Incoming UN climate chief Christiana Figueres
BONN — The U.N.’s incoming chief on climate change cautioned on Wednesday it could take until 2050 to build the machinery that will ultimately tame greenhouse gases.
In an interview with reporters on the sidelines of U.N. talks in Bonn, Christiana Figueres said she was approaching her new job with optimism tempered by hard-edged realism.
“I continue to be confident that governments will meet this challenge, for the simple reason that humanity must meet the challenge. We just don’t have another option,” said Figueres.
But, she warned, political progress on climate change would lag behind scientific warnings for many years to come — and those who expect a quick fix will be disappointed.
“I don’t believe that we will ever have a final agreement on climate … in my lifetime,” she said. “Maybe in yours,” the 53-year-old added.
Figueres explained: “Building the regime is going to require an effort, a sustained effort of those who will be here, over the next 20 to 30 to 40 years … We have to understand that this is an incremental process, this is a gradual process, and that whatever we do is not going to be enough, we still have to hold the bar very high.”

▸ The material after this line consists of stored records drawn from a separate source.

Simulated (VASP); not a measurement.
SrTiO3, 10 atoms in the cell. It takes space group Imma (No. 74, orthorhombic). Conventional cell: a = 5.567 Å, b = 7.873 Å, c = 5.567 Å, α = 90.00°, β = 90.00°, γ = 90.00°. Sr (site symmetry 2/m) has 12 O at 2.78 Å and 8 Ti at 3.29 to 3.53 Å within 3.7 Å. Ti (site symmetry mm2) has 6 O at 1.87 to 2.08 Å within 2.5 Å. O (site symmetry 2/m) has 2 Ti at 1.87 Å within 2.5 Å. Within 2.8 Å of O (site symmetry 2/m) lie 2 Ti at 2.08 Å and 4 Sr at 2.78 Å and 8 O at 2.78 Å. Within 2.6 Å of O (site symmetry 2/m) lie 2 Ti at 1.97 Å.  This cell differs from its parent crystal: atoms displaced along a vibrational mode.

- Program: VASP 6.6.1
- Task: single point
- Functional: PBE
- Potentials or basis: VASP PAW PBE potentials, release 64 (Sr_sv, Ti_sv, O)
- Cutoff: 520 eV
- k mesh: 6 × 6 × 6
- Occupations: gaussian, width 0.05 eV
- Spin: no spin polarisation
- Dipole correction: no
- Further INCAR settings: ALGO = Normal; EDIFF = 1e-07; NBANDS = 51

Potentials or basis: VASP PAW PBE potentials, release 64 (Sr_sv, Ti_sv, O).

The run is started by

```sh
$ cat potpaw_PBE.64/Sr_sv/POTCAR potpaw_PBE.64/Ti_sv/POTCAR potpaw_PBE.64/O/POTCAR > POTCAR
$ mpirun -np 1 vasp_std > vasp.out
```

An experienced and highly regarded negotiator for Costa Rica who was educated in Britain and the United States, Figueres takes the helm as executive secretary of the U.N. Framework Convention on Climate Change (UNFCCC) on July 8.
She succeeds Yvo de Boer, a Dutchman, who resigned in the wake of the stormy U.N. climate summit in Copenhagen last December. That conference was supposed to deliver a historic pact on greenhouse-gas emissions from 2012 and channel billions to poor countries exposed to worsening drought, floods, storms, and rising seas. But it was marred by backbiting and nitpicking, with some 120 attending heads of state and government watching in shock.
In the event, a couple dozen leaders huddled in the night to craft an 11th-hour document, the so-called Copenhagen Accord, in order to save face. Hedged with non-binding promises to hold additional warming to 2 degrees C (3.6 degrees F), it was savaged by green groups as a fudge, by advocates for the poor as betrayal, and by left-leaning Latin American countries as a violation of U.N. democracy.
Figueres upbraided those who would describe the outcome of Copenhagen as a “train wreck.” But she acknowledged the meeting had been “full of mistakes, full of errors, from which we are all learning,” especially on informing other countries about negotiations taking place in a small group.
The Bonn talks, taking place among senior representatives, conclude on Friday after a 12-day effort to make headway on a negotiation blueprint.
Developing-country delegates on Wednesday said that trust had been badly damaged at Copenhagen and still had to be restored before the next grand UNFCCC meeting, taking place in Cancun, Mexico, from November 29 to December 10.
Some countries are lobbying for a legally binding deal to be completed in Cancun, but most are quietly admitting this is unrealistic. A better bet would be agreement on some big issues, leading to an overall accord in South Africa in 2011, they say.
Figueres refused to be drawn out on whether Cancun would deliver the coveted treaty or not.
But in any case, she said, Cancun had to be about turning the Copenhagen pledges — on help for poor countries and preventing deforestation, especially — into solid action.
Bangladesh negotiator Quamrul Islam Chowdhury warned about the dangers of falling short in Cancun: “If we can’t deliver [an agreement] at Cancun and if we are shown the road to Cape Town or any other cities, it will be … a Holocaust,” he said. Chowdhury said his country, threatened by rising seas, was “ground zero” in the onslaught by climate change.